So I had decided that I need sex with someone else because I need to stop thinking about sex with Noodle. How good sex was with him! OMG… How comfortable I felt with him… How much I love him… STOP. Also now he’s getting amazing sex from his partner apparently (Thanks for sharing, was not necessary!), I should be too.
I post on the anonymous app for a hook up, so many men respond, but I start chatting ot one in particular, who seems kind of normal… He says he’s going to the footy tonight & asks what are the chances of us actually meeting up, because he’ll stay sober & come over after the game. I tell him that if his pictures are pretty realistic, then his chances are very good. He’s cute, seems tall & just what I need tonight.

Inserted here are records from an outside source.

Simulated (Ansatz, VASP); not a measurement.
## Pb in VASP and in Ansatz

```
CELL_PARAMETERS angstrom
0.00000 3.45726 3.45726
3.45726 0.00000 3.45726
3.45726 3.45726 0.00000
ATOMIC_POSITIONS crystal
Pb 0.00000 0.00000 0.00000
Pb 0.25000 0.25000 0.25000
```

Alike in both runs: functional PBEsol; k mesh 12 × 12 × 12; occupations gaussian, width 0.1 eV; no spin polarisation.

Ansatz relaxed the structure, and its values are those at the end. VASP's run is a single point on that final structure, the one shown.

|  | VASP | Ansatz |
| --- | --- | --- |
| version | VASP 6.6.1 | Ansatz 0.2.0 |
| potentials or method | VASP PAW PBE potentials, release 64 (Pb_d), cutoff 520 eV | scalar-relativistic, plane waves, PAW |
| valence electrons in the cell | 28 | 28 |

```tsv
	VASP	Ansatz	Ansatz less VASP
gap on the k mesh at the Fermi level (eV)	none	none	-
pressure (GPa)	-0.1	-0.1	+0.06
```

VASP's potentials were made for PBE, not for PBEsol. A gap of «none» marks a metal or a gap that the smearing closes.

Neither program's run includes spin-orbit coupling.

We chat a little but not much because he says that his phone is dying (& he’s at the footy with mates) & he wants to be able to message me once the game is done. I ask him if he’s single & he says “not exactly.” Oh FFS, what does that even mean?! He explains he’s married – separated, they still live together but they sleep in separate rooms. (Yeah right!) At this point, I am so hurt by Noodle that I don’t even care what this guys deal is. I’ve already fucked another married guy Dom earlier today at his house, like I will never learn my lesson! & I can’t really judge Crows, I mean Fireman said that he lived with his ex for almost a year before he moved out of the house because it got awkward & they were fighting a lot. I guess if things are amicable for Crows & his wife, then I guess staying together for the kids is a good idea. I still let Crows come over because let’s face it, I need something to erase the fact I lost something so special to me – even if it wasn’t special to Noodle (Though I believe the same as what some of my readers that have said about Noodle is burying his feelings for me & telling himself that he wants his partner because he wants his kids… Maybe I’m naïve, maybe it’s wishful thinking, but I agree with my readers!) What is it about married men that I’m attracted too or are attracted to me!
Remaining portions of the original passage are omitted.